1 can of Campbell’s Tomato Soup.
Ha! Just Kidding! You wish it were that easy, you…….weird, non-Polish person!!!
1 Polish Grandma, cane included. If you don’t have one of those, I will happily let you rent mine for an exorbitant fee.
An array of veggies, such as carrots, onions, Italian squash, celery, lots of tomatoes with the skin steamed off, and 1 clove of fresh garlic, chopped.
Saute the aforementioned veggies in 1-2 tablespoons of butter. You cannot substitute with Olive
Oil or margarine. Rented Polish Grandma will spit on you if you do.
Feel free to put your Rented Polish Grandma to work by having her watch you over your shoulder and make critical and demeaning remarks about your cooking, the fact that you aren’t Polish, and that your house is a cesspool. I mean, you may as well. You’re paying big bucks for her.
1-2 large heaping tablespoons of each, flour and sour cream
1 tsp sugar
3 bullion cubes. Prepare stock as directed. Bring to a slow boil.
Place the flour, can of tomato sauce, sauteed veggies and sour cream in a blender.
Push the “blend” button until it looks disgusting, like this:
Add this mixture to your slow boiling stock and mix thoroughly. Add sugar and a pinch or two of salt.
Oh! I almost forgot. You need some noodles. So boil those and toss them in.
Finished product. Except there’s no caption in real life. That’s just fancy photo editing on my part. I know. Multi-talented I am.

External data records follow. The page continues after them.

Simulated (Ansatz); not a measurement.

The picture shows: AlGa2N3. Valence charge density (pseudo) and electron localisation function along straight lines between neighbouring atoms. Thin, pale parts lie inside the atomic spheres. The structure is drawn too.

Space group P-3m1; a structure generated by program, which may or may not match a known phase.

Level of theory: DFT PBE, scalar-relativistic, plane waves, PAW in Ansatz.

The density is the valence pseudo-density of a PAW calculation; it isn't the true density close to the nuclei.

Finally, have Polish-American son on hand (mine’s not for hire, something about Child Labor Laws, or some crap like that) to taste whether or not you failed in your attempt to recreate a beloved dish that has been enjoyed by Polish people for centuries. Really. It’s like the only thing my people have enjoyed since you know, the whole WWII thing, and Communism, and the fact that our country has been wedged between bigger, stronger, less polite neighbors throughout its’ torrid existence. So the least you could do is respect the damn recipe and try and get it right for pete’s sake.
You probably did fail.
But you can always come over here and have some of mine.
Unless of course you’re Russian or German.
In which case you don’t need an invitation, because you’ll probably just storm in here and take it without asking.